I’m working on a project where we use Axon and a JPA repository for events. Until recently I was using a 2.0 RC build of Axon from December 2012 and everything was fine; events could be serialized and then deserialized later without problems.

But when I switched to the new 2.0 version, I suddenly started getting errors for new events, i.e. events serialized after the version bump.

Events are written without issue, but later when they are reloaded I get a StreamException from XStream when accessing the payload of a serialized domain event for the first time. The specific error is “only whitespace content allowed before start tag and not \ufffd (position: START_DOCUMENT seen \ufffd… @1:1)”, and like I mentioned, it only applies to events serialized after I switched to the newest version. I use the default XStream serialization.

The Axon dependencies haven’t changed since my RC build, AFAICT, but using “git bisect” from my working build of Axon (GIT: “e1ce97c6e30affece161a341113d0e1999a79a4a”), I can see that the problem seems to have been introduced in a commit annotated “Big refactoring of upcasting process” (GIT: “6549a136c813aa6dbaee444c606141a0bc0cfae4”).

Any ideas as to what happened?

/Mads

PS: I should note that I’m using Hibernate 3.5.6-Final, since that caused some problems earlier that were swiftly resolved by the Axon team :slight_smile:

Hi Mads,

that’s weird. The commit you’re pointing to changes nothing to the way objects are serialized. I’m trying to reproduce the problem using Hibernate 3.5.6, but I can’t get it to fail.

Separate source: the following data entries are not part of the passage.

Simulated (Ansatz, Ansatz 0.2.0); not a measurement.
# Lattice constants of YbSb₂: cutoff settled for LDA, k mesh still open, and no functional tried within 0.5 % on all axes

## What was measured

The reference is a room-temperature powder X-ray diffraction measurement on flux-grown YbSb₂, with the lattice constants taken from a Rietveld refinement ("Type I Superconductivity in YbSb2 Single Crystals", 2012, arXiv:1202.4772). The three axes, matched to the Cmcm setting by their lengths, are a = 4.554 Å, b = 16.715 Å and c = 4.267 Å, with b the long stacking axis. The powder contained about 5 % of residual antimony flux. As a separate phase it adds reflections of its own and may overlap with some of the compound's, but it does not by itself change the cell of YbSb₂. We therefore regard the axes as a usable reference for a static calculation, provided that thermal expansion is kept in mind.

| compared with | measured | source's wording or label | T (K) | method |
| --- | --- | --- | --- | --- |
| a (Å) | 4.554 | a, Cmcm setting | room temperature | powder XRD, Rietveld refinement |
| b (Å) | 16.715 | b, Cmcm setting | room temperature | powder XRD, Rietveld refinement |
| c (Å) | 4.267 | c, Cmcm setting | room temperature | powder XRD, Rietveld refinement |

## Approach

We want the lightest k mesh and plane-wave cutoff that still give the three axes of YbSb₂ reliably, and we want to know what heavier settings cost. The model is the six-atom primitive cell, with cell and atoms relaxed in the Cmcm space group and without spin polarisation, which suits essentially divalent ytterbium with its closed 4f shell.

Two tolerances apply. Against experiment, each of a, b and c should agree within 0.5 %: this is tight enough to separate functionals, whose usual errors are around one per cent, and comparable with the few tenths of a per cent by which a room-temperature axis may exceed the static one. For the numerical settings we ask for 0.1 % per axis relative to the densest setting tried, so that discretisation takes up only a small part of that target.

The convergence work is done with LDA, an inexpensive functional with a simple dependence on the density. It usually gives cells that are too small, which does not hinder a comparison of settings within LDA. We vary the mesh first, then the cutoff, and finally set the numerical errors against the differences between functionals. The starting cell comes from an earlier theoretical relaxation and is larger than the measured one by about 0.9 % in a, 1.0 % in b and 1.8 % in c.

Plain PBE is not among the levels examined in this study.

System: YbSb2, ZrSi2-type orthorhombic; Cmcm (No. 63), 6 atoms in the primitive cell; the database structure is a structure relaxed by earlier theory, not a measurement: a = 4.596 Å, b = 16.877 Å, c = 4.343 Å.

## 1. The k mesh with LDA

A little research shows that fhe \ufffd character is a UTF-8 replacement character. It indicates a character that could not be mapped to a UTF-8 codepoint. That would mean your serialized event starts with a “weird” character. What encoding parameter do you have on your database connection? What encoding are the database tables?

It is possible that the error is cause by xstream writing an unmappable character (\u0000 maybe?). COuld you set a breakpoint on JpaEventStore line 152. Could you check the values of the first bytes? What happens when you create a string using that byte[] using UTF-8 encoding. You can also set a breakpoint in XStreamSerializer line 140 to see what bytes are actually available when reading. I’m curious about what the first 2 bytes are.

Cheers,

Allard

Hi Allard

I don’t know if it’s relevant, but the payload is a Java serialized Protocol Buffer object, which while it implements Serializable, is obviously not intended for serialization this way. The current default Xstream serialization is only temporary, as we intend to use PB’s own serialisation in a custom event serializer once we get a little further with the project. The primary reason I brought this issue to the forum is that I think there might be an unexpected “feature” in the current Axon event serialization :wink:

Anyway, using your breakpoints, I can confirm that the data that is written is the same as the data that is read. However the data is apparently invalid when interpreted as UTF-8.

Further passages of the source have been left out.